What was the USSR/KGB's reaction to the assassination of JFK?

by Justryan95

I don't mean them sending a message to the US saying our condolences. Like what internally was going on? Did they fear one of their agents pulled off the assassination? Where they scared of America attacking in retaliation for something they didn't order? Etc.

Yourusernamemustbeb

To understand what went on inside the KGB and the Kremlin, for as far as we can determine, it is important to keep in mind the broader developments in the Cold War and the role of Cold War intelligence.

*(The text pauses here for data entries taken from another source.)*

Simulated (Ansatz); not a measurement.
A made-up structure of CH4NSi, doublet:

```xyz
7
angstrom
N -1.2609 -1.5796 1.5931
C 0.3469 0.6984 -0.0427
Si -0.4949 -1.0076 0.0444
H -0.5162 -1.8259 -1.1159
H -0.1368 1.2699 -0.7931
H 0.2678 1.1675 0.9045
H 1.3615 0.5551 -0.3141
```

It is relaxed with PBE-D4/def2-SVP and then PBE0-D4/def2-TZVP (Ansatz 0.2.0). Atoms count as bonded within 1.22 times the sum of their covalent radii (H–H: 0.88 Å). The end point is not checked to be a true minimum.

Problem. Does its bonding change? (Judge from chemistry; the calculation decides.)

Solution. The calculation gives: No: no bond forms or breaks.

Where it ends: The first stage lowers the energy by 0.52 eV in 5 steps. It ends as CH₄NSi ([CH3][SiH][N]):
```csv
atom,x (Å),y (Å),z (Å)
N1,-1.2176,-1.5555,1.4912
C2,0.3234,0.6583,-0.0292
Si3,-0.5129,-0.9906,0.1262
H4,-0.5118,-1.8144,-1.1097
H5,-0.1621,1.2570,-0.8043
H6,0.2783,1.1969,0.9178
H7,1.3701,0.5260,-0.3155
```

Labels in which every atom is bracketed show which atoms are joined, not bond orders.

Back in the USSR, Khrushchev's foreign policy was quickly unravelling and the Kennedy assassination would further cement that sense of failure. Every initiative of Khrushchev had failed to produce results at best, and brought the world to the brink of war at the worst of times. Khrushchev was running out of time, and would indeed be removed from his position in 1964, with the Politburo citing the Cuban Missile Crisis as the main reason for his removal.

During the Cuban Missile Crisis, Soviet intelligence had a mixed record. On one hand, it was embarrassed by the fact that the US had penetrated the GRU, with moles providing them information on Soviet deployment plans on Cuba. The punishment was the appointment of a KGB officer, Pyotr Ivashutin, to lead the military GRU. On the other hand, the GRU was part of the crisis' peaceful solution, establishing a secret backchannel for negotiations between Khrushchev and Kennedy.

The KGB meanwhile, had since the late 1950's already noticed Lee Harvey Oswald, who had come to the USSR because of his communist sympathies but eventually returned to the US. Once back in the US, he came on the radar of the FBI as a potential Soviet agent, but he was in fact turned down by the KGB after he offered his services. Oswald was an unstable person, and did not exactly make a great candidate for clandestine work, given his openly communist leanings. The FBI concluded the same thing; the KGB would never recruit such a figure.

When Oswald finally did kill Kennedy, Khrushchev was about to launch his final bid to achieve a breakthrough in his relations with the US, and had actually again intended the GRU to establish a secret backchannel. Kennedy's death destroyed these hopes, and Khrushchev saw it as an American Rightist conspiracy to escalate the Cold War.

The KGB quickly realized it could get the blame because press stories began to circulate in the ensuing days that Oswald had been in the Soviet Union. "We began receiving nearly frantic cables from KGB headquarters in Moscow, ordering us to do everything possible to dispel the notion that the Soviet Union was somehow behind the assassination," a former KGB officer stationed in New York wrote. "Lubyanka [KGB] told us to report the simple facts: that Oswald had lived in Minsk, that he had never been trusted and was suspected of being a CIA agent, that he had been kept under surveillance, and that he left the Soviet Union and returned to America on his own, without KGB help." The KGB officer described the mood in the Kremlin, based on incoming cables, as "rattled".

The KGB, searching for information that confirmed this view, cited Polish intelligence sources that Texan oil tycoons had paid Oswald to kill Kennedy so that the Soviets would get the blame. It may have also been an attempt by the KGB to avoid the Kremlin's punishment for having become involved with a loose cannon like Oswald in the first place.

In the subsequent years, especially as the US government still investigated whether Oswald had acted alone, the KGB's disinformation service mobilized its assets to disseminate conspiracy theories about the Kennedy assassination, and propagate the Kremlin's version of events.

Based on archival leaks in the 1990's, the Soviet story of Oswald's stay there can be largely confirmed. Fat files were kept of him, as they virtually watched all of Oswald's moves, suspecting him of ties to the CIA.

After the US published its official report on the Kennedy assassination in 1964, the KGB was relieved it had come to the same conclusion that Oswald had acted alone. Spreading conspiracy theories carried on well into the 1970's however, as it was now a useful theme to exploit for political warfare.